Cloud computing is the technology du jour in Washington. In December 2010, the Office of Management and Budget issued a 25-point plan to reform federal IT management. In announcing the plan, Federal CIO Vivek Kundra said agencies must adopt a cloud-first policy that requires them to move three applications to the cloud during the next 12 to 18 months.

However, DISA has been in front of the federal government’s recent cloud computing movement with programs that predate Kundra’s mandate by a few years.

“The 25 tenets that Mr. Kundra put out are in total synch with where the department is going,” said Alfred Rivera, DISA’s director of computing services. “The department has already been doing a lot of it in some form or fashion."

Cloud computing is the default approach to IT for federal agencies in an attempt to close the IT gap between the public and private sectors and reduce an estimated $20 billion of the government’s $80 billion in IT spending by moving to the cloud. With $2 billion budgeted for cloud programs, DOD ranks third behind the Homeland Security and Treasury departments in cloud computing spending, according to OMB.

“DISA is well positioned because we are agnostic by service and agency,” Rivera said. “We are focused at the enterprise infrastructure level, looking at the best interests of the whole department for both cloud and enterprise capabilities.”

Cloud computing could provide DOD with a more interoperable and portable environment for data and systems, Rivera said. With the right standards in place, the military services and defense agencies will be able to move to common services and platforms, he said. DOD must undergo brutal standardization if the department wants to become more efficient and robust in its infrastructure while also delivering significant cost savings, Rivera said.  

RACE to the cloud

Infrastructure as a service was one of DISA’s first implementations in the cloud, and it is considered one of the federal government's first forays into cloud computing. The Rapid Access Computing Environment (RACE), the agency’s private IaaS solution, went operational in late 2008 as a self-service provisioning Web portal, allowing DOD users to provision servers within a secure computing environment.

Before DISA implemented RACE, providing a dedicated server that used a traditional infrastructure took three to six weeks. With RACE, the time required to provision functional service space for users is 24 hours.

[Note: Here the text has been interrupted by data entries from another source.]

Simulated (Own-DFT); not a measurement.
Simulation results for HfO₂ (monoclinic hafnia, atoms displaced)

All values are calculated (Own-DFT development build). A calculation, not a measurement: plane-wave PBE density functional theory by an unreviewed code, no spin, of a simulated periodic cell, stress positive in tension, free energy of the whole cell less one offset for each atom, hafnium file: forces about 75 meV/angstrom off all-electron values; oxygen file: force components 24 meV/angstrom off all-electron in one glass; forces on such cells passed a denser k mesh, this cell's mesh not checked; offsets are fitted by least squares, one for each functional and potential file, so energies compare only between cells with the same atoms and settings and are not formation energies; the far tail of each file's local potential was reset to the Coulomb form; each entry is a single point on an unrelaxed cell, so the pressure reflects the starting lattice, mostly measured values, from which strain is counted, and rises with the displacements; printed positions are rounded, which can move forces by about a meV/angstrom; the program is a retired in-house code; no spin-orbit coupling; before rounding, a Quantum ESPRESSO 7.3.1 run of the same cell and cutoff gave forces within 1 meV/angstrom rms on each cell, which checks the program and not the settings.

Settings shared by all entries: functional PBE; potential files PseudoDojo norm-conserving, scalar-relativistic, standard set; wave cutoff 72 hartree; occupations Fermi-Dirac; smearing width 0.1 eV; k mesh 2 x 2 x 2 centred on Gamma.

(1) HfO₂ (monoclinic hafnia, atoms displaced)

“We’ve been on the NIPRNet using RACE, providing that service, for several years now,” Rivera said. “This last year, we went live and got authority to operate on the SIPRNet. We are also in dialogue with other DOD customers on what opportunities we have to bring it on to the top-secret network.”

The RACE environment is used predominantly for development and testing. Hundreds of military applications, including command and control systems, convoy control systems, and satellite programs, have been developed and tested on RACE. However, DISA wants to see its DOD customers conduct the whole life cycle process on RACE, from development and testing to production.

RACE was prominently mentioned in the Federal Cloud Computing Strategy issued in February by Kundra’s office. According to the document, RACE has “redefined defense infrastructure from an asset management function to a service provisioning function” resulting in “improvements in efficiency, agility and innovation while maintaining strict security controls.”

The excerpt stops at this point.